This article appeared in the Watertown Daily Times, April 3, 1928

Reprinted with Permission
of the
Watertown Daily Times

WELCH’S ACCOUNT BOOK INTERESTING
WAS FIRST WHITE CHILD BORN IN COUNTY

OWNED BY BROWNVILLE WOMAN

Pair of Shoes in His Life Time Cost
Only $1.75 and Wood Was $1 a
Cord, Book Shows

The account book of Charles Welch, the first white male child born in Jefferson county, is now in the possession of Mrs. Nancy Welch of Brownville, whose husband, John Welch, is a descendant of Charles Welch. Charles Welch was born in 1802 and died in 1888.

The book contains some items that are most interesting when compared with modern prices. It is in good condition, although the ink is somewhat faded in places.

One item, for example, mentions one pair of shoes at $1.75. Another mentions one cord of wood at $1. A visit from the doctor was $.75 back in 1830, when the account starts.

Another item calls for one watch at $7 while immediately following it is another for a pair of shoes at $1.62. Just below that is an item, “To one quart rum,” but no price is given. A horse cost $30 back in those days.

Damage caused by cows in the corn and horses in the grain, was no small item of that day. Fifty pumpkins cost $.75, and “mending shoes” appears very often with varying accounts recorded as the price, although most of the prices range from around $.10 to $.50.

A quarter of beef was recorded as being $3.37 and a pound of tobacco was $.25. Four days and a half of work in 1839 came to $1.69 and hay in 1842 was $4 a ton.

Housewives of today would have reveled in the market prices of that time. A half gallon of molasses, for instance, was listed at $.16 and a bushel of potatoes came to $.25, while 5-1/2 pounds of pork were only $.44. Eleven and a half pounds of lard cost $.16.

Fifty cents a day seems to have been good pay for work in those days and the owner of the account book evidently hired many persons to work for him and did no small amount of work for others himself. Even as the years go on, prices do not seem to increase very radically or rapidly. In 1850 beans were $.31 a peck. Dress good were just as inexpensive as everything else. In 1850, for example, 8 yards of gingham were purchased for $1.20, and 10 yards of poplin was $3.50, while a whole dress cost exactly $1. Two yards of calico were $.30 and one pair of garters was $1.75.

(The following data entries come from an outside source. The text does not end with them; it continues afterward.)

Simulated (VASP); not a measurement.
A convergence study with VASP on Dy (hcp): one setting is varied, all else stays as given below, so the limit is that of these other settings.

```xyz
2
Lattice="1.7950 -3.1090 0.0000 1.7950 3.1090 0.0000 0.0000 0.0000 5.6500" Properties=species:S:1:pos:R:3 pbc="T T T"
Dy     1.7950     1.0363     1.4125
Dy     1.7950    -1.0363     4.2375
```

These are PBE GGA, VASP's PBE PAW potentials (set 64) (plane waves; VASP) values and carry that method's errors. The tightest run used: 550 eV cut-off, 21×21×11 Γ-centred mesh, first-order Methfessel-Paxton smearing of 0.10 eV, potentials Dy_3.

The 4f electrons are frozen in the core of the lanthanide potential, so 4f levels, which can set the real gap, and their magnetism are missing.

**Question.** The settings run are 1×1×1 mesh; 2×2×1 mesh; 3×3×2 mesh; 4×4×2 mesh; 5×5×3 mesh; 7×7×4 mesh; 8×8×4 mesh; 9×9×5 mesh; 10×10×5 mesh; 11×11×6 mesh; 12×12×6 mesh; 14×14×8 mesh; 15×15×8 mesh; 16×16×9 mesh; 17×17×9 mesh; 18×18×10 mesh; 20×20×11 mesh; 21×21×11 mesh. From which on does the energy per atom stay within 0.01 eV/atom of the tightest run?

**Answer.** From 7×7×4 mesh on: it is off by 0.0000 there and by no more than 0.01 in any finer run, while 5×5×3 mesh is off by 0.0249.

Mr. Welch apparently did a great deal of borrowing and lending (of) money, since many of the items recorded were concerned with interest on such money and with wages paid to others and due to himself for work done.

 

Typist’s Note: As a pre-teen I remember my father taking me to a store in Brownville then owned by a Mr. Welch. It was located just east of the Mason Temple Bldg. on Main Street in that village. Could it be that the owner of this journal is related to the owner of that store? Could it also be that the premises where Mr. Welch of olden days operated his store was same storeroom as the one we frequented in the late 1940’s? The same place where we children got Sealtest or Frojoy ice cream cones???!!